UWSA Releases Lahu Pastors

More than 40 Christian students remain in detention, Lahu community representatives say.


Friday, October 12, 2018

The United Wa State Army (UWSA) has released “most” of the Lahu clergymen detained by the group, according to a UWSA spokesperson.

U Nyi Rang, the deputy in-charge of the UWSA’s liaison office in Lashio, northern Shan State, told NMG that 92 Lahu Christian religious leaders were allowed to return home on Thursday afternoon after they had been cleared of any wrongdoing.

“Most of them were released after an investigation. We had to make sure we had security and rule of law in our area before the 30th anniversary of peace,” he said, referring to the upcoming event marking 30 years since the UWSA signed a ceasefire with the Burmese government.

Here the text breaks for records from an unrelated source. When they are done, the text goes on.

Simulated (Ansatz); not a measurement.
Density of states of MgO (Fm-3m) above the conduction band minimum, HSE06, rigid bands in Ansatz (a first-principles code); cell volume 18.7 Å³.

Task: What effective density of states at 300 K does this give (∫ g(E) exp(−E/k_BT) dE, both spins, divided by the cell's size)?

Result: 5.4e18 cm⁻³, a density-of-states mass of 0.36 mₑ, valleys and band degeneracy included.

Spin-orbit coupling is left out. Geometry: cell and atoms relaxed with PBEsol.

Unregulated missionary action had caused disunity and disagreement within the Wa community and among families, U Nyi Rang alleged.

“It’s enough to have one church in a village. There are very few residents in a village. There should not be two to three churches in a village. That’s why we tried to control it, for unity among locals,” he said.

The investigation, according to the United Wa State Party—the political wing of the UWSA—was carried out to identify “illegal” clergymen, religious extremists, and those violating Wa law.

Lahu Baptist Christian League general secretary Bishop Dr. Larzaru confirmed that more than 90 people were released on Thursday, but that 41 Bible students remain under investigation.

According to Dr. Larzaru, Lahu Christians cannot worship in churches, because the buildings had been closed down.

“Some Christian extremists arrived in the area. Wa and Kachin Christian clergymen had already been released. This week, they released the Lahu Christian clergy,” Dr. Larzaru said.

According to Dr. Larzaru, his community has been working for the release of the Bible students who are still in UWSA custody.

“We sent a letter again. We will negotiate in person if it’s needed. We hope they will release our students. Currently, we don’t know the situation. They should not do things like this,” the Bishop said.

The Lahu Baptist Christian League of eastern Shan State released a statement on September 25 calling for all Christians to pray for the release of the detainees. Fifty-two churches were reportedly forced to close in the Mong Pouk area, and three were destroyed. Bible schools in Ho Tawng were also allegedly shuttered, and Christian religious symbols destroyed.